Arwen's meanderings

Hi everyone and welcome to my dinghy cruising blog about my John Welsford designed 'navigator' named Arwen. Built over three years, Arwen was launched in August 2007. She is a standing lug yawl 14' 6" in length. This blog records our dinghy cruising voyages together around the coastal waters of SW England.
Arwen has an associated YouTube channel so visit to find our most recent cruises and click subscribe.
On this blog you will find posts about dinghy cruising locations, accounts of our voyages, maintenance tips and 'How to's' ranging from rigging standing lug sails and building galley boxes to using 'anchor buddies' and creating 'pilotage notes'. I hope you find something that inspires you to get out on the water in your boat. Drop us a comment and happy sailing.
Steve and Arwen

Saturday, 19 December 2015

Kite aerial photography from a boat....part 2

So, here we go, a summary of some of the research I have discovered so far

Parafoil kites seem popular for their simplicity of use. They pack away easily and come out of the pack instantly ready. No struts to pre-assemble. A large sled type seems to be the favoured one. In addition, a stability tail is needed, around 5m in length.

100m of line on a round spool is next. I'm still working out breaking strain but 50-80lbs seem popular choices. Some recommend Kevlar line for additional strength. Single line obviously makes deployment and control from Arwen much easier. 

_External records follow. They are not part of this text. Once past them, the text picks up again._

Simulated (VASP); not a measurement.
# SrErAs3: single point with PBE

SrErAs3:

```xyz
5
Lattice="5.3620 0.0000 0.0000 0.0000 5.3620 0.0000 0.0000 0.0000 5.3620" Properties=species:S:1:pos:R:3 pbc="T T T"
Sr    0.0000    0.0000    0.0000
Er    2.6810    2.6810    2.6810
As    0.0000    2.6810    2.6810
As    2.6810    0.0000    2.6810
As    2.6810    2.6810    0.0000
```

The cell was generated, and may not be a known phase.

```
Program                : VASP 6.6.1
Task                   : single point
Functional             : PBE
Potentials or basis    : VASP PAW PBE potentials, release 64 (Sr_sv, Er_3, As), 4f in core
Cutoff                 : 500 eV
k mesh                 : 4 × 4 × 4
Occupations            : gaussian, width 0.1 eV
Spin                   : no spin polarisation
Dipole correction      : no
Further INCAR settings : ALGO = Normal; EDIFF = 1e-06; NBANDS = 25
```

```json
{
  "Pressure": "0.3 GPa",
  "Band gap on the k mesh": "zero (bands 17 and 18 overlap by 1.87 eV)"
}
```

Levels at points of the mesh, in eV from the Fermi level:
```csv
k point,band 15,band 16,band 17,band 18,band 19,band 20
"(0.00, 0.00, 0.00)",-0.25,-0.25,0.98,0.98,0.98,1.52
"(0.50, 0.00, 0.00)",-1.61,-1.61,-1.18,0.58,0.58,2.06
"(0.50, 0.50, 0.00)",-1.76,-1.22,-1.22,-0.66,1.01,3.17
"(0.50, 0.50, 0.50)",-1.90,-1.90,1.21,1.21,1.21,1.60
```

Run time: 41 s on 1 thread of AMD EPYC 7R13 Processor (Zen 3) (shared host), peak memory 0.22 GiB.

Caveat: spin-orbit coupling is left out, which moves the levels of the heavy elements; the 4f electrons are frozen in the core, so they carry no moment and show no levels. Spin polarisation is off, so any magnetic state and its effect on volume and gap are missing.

Attaching the camera 10m down the line from the kite is another popular approach. Attachment methods vary widely. 

One seen involved a piece of small diameter plastic pipe about 30cm long, through which a a GoPro mount had been screwed. The kite string ran through the pipe and was twisted on at each end to prevent the pipe from sliding. String then ran from the upper end of the pipe diagonally down to either side of the attached Gopro. Complicated to explain but when you see it, simple. 

Then there are the picavets made out of a range of materials ranging from old pieces of plastic meccano to highly engineered shuts from lightweight aluminium. Quite a few people have made the picavet cross base from 4mm dis plywood and then used simple lightweight screw in eyes instead of pulleys and this system seems to work just fine. Coat hanger seems to be the material of choice for attaching the picavet to the kite line. 

Tough leather gloves are definitely a requirement, stressed by all kite flyers. Checking all knots twice, is prudent! Some people recommend making up a fishing line lanyard with a swivel clip one end. The lanyard is attached to the actual kite line and should the picavet fail, it will prevent the GoPro plummeting to earth! I hope! Some have a carabiner clip to store the picavet when it is u clipped from the kite line thus preventing tangles. 

Two other home made gadgets I liked were the cleat on a piece of wood, an old tiller extension handle would do. This had a rope lanyard with carabiner clip. Basically the kite line is wound securely and tied off on the cleat. The cleat handle can then be attached around the Mizzen mast using the lanyard attachment.